How the reordering of immigration law could help - and harm - the industry.

Mon December 08, 2014 - National Edition
Giles Lambertson


President Obama’s arbitrary reordering of immigration law will have both negative and positive impacts on the construction industry. Primarily it will make the cynical business even more cynical.

“If you ask the contractors, all of their workers are documented,” a Florida equipment dealer said about the situation a few days after Obama announced his immigration directive. If that indeed is true—the dealer clearly was skeptical—an influx of undocumented workers into construction is not likely to occur. What is more likely to happen is that the sector’s work force will become more legal as workers come out of the shadows. That’s good.

On the other hand, it is reported that illegal workers who now formally register their presence in the county will have an advantage over documented workers: They will not be eligible for Obama’s health care law. In a shining example of unintended consequences, the law lets employers save money by openly hiring the quasi-legal immigrants without paying the Obamacare fee. That’s bad for documented workers.

The other downside to opening the doors to millions of heretofore illegal workers is that U.S. citizens as well as documented immigrants now will have to vie for jobs with people willing to work for less. Construction unemployment has dropped over the last year as the industry began to get back on its feet. The lateral movement into the market of these newly empowered workers—many of them from agriculture—will change unemployment dynamics.

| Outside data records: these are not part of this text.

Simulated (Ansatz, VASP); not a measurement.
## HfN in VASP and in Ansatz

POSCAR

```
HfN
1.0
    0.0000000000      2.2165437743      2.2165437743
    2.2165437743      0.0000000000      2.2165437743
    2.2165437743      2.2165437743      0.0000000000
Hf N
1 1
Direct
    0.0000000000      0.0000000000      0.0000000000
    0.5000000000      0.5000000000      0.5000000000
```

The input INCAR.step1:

Cesar Chavez, the famous leader of the United Farm Workers four decades ago, said it was the responsibility of the U.S. government to keep illegal workers out of the country and out of the workforce. It was as true then as it is now that a shadow workforce plays havoc with a labor market. Many construction industry employers hire furtively and otherwise take advantage of the turmoil because they are able to do so; business, after all, is business.

Cynical government policies leave industry employers no choice but to play the game by the rules given them, but don’t call it progress.